106% Return — I'm not good at this.
106% Return — I'm not good at this.

106% Return — I'm not good at this.

I’ll spare you the suspense.

I generated a 106% return on my banking crisis trade.

Although I was obviously happy with the outcome, this experimental trade shed some much-needed light on my trading “operations”.

Firstly, and this is not a humble brag, this result made it clear that trading quickly evolving events within the banking sector is not my forte.

The reality is that Prosperity Bancshares ($PB) were down 3-7% on Monday morning, and I likely could have exited the trade at a 3-5x return on my money; however, I have very little experience trading options with low volumes and so I was having difficulty exiting my position.

It wasn’t until my friend provided some much-needed education on evaluating option chains to find the correct?ask?price that would attract a buyer.

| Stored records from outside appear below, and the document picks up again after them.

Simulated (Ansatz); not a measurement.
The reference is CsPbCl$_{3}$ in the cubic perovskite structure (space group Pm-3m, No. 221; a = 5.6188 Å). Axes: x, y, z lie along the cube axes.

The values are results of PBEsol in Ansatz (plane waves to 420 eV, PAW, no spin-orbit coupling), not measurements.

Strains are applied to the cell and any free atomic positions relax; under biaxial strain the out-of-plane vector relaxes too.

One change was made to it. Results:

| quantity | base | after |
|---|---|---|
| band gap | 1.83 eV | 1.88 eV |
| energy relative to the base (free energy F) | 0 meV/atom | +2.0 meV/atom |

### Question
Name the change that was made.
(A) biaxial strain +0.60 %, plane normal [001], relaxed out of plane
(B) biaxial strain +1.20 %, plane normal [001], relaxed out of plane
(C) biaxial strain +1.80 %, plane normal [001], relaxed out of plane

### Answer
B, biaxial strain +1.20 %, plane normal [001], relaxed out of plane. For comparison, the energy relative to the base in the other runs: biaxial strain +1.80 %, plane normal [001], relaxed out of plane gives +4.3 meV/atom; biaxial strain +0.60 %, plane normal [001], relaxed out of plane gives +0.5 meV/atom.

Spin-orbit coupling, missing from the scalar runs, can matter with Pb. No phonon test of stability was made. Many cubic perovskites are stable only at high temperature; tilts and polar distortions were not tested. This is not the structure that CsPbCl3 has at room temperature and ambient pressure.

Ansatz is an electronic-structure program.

Since the volumes were so low and vol was so high, the bid-ask spread was wide. $0.70/bid and $4.30/ask. If you’re not familiar, this means there are active sell orders placed at $4.30 and active buy orders placed at $0.70. If I placed a market sell order, it would have executed immediately likely at $0.70 and lower. For context, I purchased my contracts at $0.62/share.

I knew the value was much higher than that so I kept placing sell orders just below the current $4.30 ask hoping someone would buy at that price… but received ZERO action – my ignorance was showing.

After a while of prices climbing back up, and option values decreasing, my friend took at look at the option chain and realized that the $50 strike price options, closer to being in the money than my $45 strike, were last sold for $1.80/share. Simultaneously, the $40 strike options (farther from the money), were selling for somewhere in the range of $0.70-$0.90/share.

Common sense told us we could price our option somewhere in between. That’s when we decided $1.30/share for roughly a 2x return made sense, and fairly soon after the sell order was placed our trade was executed at that price.

Poor execution, but a great learning experience.

In addition to my poor execution, my analysis of banks’ financials compared to other traders is unimpressive, to say the least.

Sure, I’m still confident that this bank’s balance sheet is weak given their insufficient deposit coverage and unrealized losses on the books, and sure I generated a good return, but a great trader would have bet against one of the 10+ bank stocks that plummeted more than 10% on Monday and would have generated a 10x or better return on their money.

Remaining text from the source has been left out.